Acrostics, although challenging, provide a framework and a sense of purpose for the reluctant poet. The end is clearly in sight, the subject matter is made plain, and you can sell the task to your timid or resistant writer as a puzzle to be solved, rather than a composition to be written!

Here are some of the offerings from the little bluestockings, when given the task to write about God as Creator of our Earth.



Every animal, fish and fowl was good,

And God blessed them, saying, “Be fruitful and multiply.”

Roaming through the beautiful earth God made,

The animals reproduced after their own kind.

How great is the power and glory of God!



Canst thou bind the sweet influences of Pleiades,

Or loose the bands of Orion?

Number the stars: only God knows how many!

Seek Him that maketh the seven stars and Orion, and

Turneth the shadow of death into the morning.

Ever testifying to the greatness of God,

Lighting the night sky,

Let the heavens declare the glory of God.

Arcturus, Orion, and Pleiades were contemplated by Job.

The stars and constellations, all are named.
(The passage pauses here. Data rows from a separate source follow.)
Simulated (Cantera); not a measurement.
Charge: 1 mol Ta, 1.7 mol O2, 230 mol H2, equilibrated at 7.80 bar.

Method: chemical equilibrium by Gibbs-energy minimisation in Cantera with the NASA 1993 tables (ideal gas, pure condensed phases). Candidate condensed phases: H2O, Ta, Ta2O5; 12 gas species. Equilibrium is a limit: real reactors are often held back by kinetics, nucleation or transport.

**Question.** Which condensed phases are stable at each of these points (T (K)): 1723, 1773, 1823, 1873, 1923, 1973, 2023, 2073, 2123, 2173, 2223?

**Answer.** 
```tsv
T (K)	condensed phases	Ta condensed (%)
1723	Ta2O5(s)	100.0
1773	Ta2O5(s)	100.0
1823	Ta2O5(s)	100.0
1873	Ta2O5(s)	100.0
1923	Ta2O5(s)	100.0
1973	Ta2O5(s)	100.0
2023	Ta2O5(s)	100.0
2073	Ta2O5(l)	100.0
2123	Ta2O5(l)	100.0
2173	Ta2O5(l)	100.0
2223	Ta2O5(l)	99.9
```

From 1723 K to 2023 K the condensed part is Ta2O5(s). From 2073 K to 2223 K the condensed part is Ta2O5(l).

In Bethlehem’s sky, leading shepherds

Onward to the Saviour.

Navigation! Ever a true guide.

Stars! One of His many glorious gifts.


If your students enjoy the process, you can challenge them to create a shaped acrostic; the shape of the poem must reflect the subject matter – twice the fun!

All made by God

Reflecting His glory

The perfect place

If your little people need more meaning, ask them to write an acrostic for someone they love as a birthday gift. Dad may appreciate his own, personal poem even more than another pair of socks, and D A D is a nice, short start!